The Tag Game: Belonging Without Labels
How ego drains energy by tagging people and roles, and how to reclaim presence by living without labels.
Friday, September 19, 2025
Metaphorical Narrative
Imagine a crowded market where every stall sells labels. As you pass, the vendors stick them on you: student, lesser, outsider, performer. At first, it feels like safety — at least the crowd sees you. But soon your arms are heavy with stickers, your back bent with tags. The more labels you carry, the less room there is for your own skin to breathe.
Then you step outside the market. The tags fall. Sunlight hits unmarked skin. Presence is simple again — no label required.
Core Insight
Ego tags people to build contracts: “If I keep this role alive, I get belonging.” It’s a survival trick, but it steals presence. Each tag makes you perform a script — praise the gatekeeper, defer to the mentor, shrink before the powerful. These performances create energy drain, false commitments, and isolation when the tags no longer fit.
The antidote is recognising that belonging isn’t earned through labels. It is already owned by presence itself. When you name the tag — “That’s the critic,” “That’s the student role,” “That’s the outsider role” — you loosen its grip. Without the tag, there is no contract to uphold. You stay with the moment instead of the performance.
Saturday Experiment
- In one conversation, notice the first label your mind tries to assign (e.g., “they are authority,” “I am outsider”).
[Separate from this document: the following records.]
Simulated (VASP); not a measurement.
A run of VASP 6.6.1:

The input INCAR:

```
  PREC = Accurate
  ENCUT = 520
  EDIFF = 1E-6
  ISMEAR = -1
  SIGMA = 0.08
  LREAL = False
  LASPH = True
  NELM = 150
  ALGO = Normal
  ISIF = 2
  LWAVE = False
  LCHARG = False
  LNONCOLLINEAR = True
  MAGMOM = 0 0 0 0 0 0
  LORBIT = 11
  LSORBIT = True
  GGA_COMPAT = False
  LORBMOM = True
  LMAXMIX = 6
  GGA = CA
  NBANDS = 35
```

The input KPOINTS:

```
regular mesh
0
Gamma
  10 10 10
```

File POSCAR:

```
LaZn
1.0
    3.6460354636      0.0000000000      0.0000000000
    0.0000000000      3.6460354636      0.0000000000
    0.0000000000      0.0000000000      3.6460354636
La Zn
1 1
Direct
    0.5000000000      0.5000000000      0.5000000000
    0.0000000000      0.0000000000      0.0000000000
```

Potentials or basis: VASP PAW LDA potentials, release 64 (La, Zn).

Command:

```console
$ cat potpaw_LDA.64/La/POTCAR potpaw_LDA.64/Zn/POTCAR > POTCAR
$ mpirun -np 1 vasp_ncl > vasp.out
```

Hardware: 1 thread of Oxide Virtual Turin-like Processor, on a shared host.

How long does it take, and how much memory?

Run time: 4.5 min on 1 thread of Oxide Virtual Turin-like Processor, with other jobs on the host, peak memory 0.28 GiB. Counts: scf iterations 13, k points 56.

- Silently name it: “That’s a tag.”
- Stay with the raw exchange — words, tone, breath — instead of the role. Let the scene belong to you without a script.
Sunday Reflection
Write in third person. Prompt:
- “They noticed the tag today — what label was it, and how did it shape their behaviour?”
- “When they named it as just a tag, what drained away?”
- “What presence became possible without the role?”